The ClueWeb09 and ClueWeb12 document collections are some of the largest document collections used for research. They contain 500 million and 733 million English language documents respectively. The Streaming EM-tree algorithm using binary document vectors produced by TopSig has been used to cluster these collections into more than 500,000 clusters. This has been done using a single 16 core machine in 15 hours using the LMW-tree C++ template library. The experiments were run in the QUT Big Data Lab. It is is expected that a distributed version of the algorithm will be able to cluster the entire searchable web of around 50 billion documents into 1 million clusters. The clusters produced by these algorithms have been made browsable online: ClueWeb09 clusters and ClueWeb12 clusters. The cluster mappings and software are also available.
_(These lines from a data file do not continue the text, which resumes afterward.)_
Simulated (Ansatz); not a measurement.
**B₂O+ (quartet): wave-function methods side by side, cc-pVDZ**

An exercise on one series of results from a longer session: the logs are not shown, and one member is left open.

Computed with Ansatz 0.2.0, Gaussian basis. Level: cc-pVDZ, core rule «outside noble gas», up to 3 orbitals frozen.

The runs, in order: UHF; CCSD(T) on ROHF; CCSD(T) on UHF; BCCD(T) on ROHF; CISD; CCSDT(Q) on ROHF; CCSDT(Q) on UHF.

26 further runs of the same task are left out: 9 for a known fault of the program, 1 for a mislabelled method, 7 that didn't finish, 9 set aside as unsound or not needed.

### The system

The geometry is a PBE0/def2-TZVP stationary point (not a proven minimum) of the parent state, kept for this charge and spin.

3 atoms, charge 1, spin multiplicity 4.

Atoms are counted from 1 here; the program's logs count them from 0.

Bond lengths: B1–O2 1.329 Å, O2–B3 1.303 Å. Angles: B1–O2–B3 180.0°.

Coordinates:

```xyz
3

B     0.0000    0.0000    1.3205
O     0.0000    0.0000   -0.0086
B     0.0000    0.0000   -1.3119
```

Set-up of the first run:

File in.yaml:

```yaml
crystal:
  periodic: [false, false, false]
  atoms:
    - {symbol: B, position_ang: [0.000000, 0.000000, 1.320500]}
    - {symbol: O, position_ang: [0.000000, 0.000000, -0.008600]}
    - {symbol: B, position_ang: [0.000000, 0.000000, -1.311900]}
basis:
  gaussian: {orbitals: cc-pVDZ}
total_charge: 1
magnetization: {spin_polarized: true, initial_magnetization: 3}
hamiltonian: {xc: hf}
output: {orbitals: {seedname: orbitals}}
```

The paper "Clustering and Labeling a web scale document collection using Wikipedia clusters" using TopSig binary vectors using clustering algorithms from the LMW-tree C++ template library has been accepted to Web-scale Knowledge, Representation and Reasoning (Web-KR 2014). Congratulations and thanks goes to all the authors. The experiments were run in the QUT Big Data Lab which is supported by the Science and Engineering Faculty and and High Performance Computing centre.
The PhD thesis introducing the EM-tree algorithm and document clustering with binary document vectors is available online. It is titled "Document Clustering Algorithms, Representations and Evaluation for Information Retrival".
Development has started on LMW-tree. It is a generic C++ template library implementing EM-tree, K-tree and related research using Boost and Intel Thread Building Blocks. It includes K-tree, EM-tree and other algorithms. It reduces memory usage and increases execution speed. Parallelized versions of the algorithms have been implemented. Streaming and distributed implementations of the EM-tree are being developed for clustering of extremely large collections containing billions of examples. Development is taking place on GitHub.